When the jury had managed to get over the pandemonium, the trial is well underway and she is questioned by the court. When Alice claims that she knows nothing about the event (regarding the theft of the tarts), the king orders her to leave the court. This is because, according to him, all those who are more than a mile high have to leave the court. However, he is unable to prove the existence of the rule since he had invented the rule at the nick of the time.
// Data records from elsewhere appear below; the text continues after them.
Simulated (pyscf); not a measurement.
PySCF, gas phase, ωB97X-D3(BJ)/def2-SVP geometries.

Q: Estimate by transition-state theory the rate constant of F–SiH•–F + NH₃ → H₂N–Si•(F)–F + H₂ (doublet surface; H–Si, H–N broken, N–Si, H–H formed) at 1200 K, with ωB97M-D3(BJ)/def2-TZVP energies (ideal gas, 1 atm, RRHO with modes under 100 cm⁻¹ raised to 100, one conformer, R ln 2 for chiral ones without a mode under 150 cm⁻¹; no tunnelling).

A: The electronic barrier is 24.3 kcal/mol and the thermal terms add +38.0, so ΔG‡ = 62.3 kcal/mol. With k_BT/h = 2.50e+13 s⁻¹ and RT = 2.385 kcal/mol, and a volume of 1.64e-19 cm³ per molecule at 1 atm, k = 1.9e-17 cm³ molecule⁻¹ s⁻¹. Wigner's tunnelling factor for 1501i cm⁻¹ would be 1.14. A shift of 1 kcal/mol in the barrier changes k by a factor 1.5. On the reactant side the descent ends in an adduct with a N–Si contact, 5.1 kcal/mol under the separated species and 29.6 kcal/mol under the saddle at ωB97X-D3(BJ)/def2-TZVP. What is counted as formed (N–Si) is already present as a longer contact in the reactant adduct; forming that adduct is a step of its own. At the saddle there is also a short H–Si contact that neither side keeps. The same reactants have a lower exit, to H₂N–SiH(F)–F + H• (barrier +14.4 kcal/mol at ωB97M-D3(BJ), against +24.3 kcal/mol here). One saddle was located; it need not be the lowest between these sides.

At this time, the White Rabbit draws the king’s attention to the evidence of a white paper that was found lying in the court. On close inspection it is revealed that it is just a scroll of paper with some verses written on it. Finally, the trial ends with the Queen ordering for the execution of Alice. It is at this point of time that Alice is unable to take the situation as it offers itself and cries out saying that:
You are nothing but just a pack of cards
This remark of hers sends the entire court in a fit of rage and they come flying down upon her. She screams with fright and in anger tries to ward them off, and finds herself back on the river-bank with her head on her sister’s lap. Her sister was gently moving away the dead leaves that had fluttered down from the trees upon her face.
Later, Alice tells her sister about the wonderful dream that she has had and then, runs off for tea.
Her sister is left on the bank alone, and sitting there she too begins to dream. First, she dreams about her sister Alice and the bright eager eyes that told her all about the wonderful dream.
She then sees the White Rabbit, the Mouse, the caterpillar, Hatter, March Hare, The Duchess, the King and the Queen of Hearts, the Gryphon and all the other characters that Alice had told her about. She believes in Wonderland, though she knows that the moment she opens her eyes everything would change to a dull reality. Lastly, she sees in her mind’s eye, her sister Alice, as a young woman who would gather around her little children and tell them all about Wonderland and in this way, travel back to her childhood days.
The last and final chapter is the indication of the ‘realization’ that dawns on Alice.
You are all a pack of cards -- this exclamation is the final stage of maturity for Alice.
The entire novel is a movement from a level of childhood to that of adulthood, a stage of innocence to that of maturity and a feeling to be adventurous to that of a sense of cautiousness. It spins around the experiences of a child who tries to relate her everyday experiences to those of her fancy world.
There is the thread in the narrative that ties the empirical reality of Alice to that of the Wonderland.
The novel does not end with the dream alone. It ends on a very serious and philosophical note. Alice’s elder sister is aware of the ‘fantasy’ that is present in the dream. It is this level of experience, of being able to dream of something wonderful, recollect it through memory, and then translate it to others that the denouement of the book calls for. One cannot keep and should not keep one’s experiences to oneself. It is essential to speak of it to others. It is this that Carroll tries to suggest to the readers (both children and adults).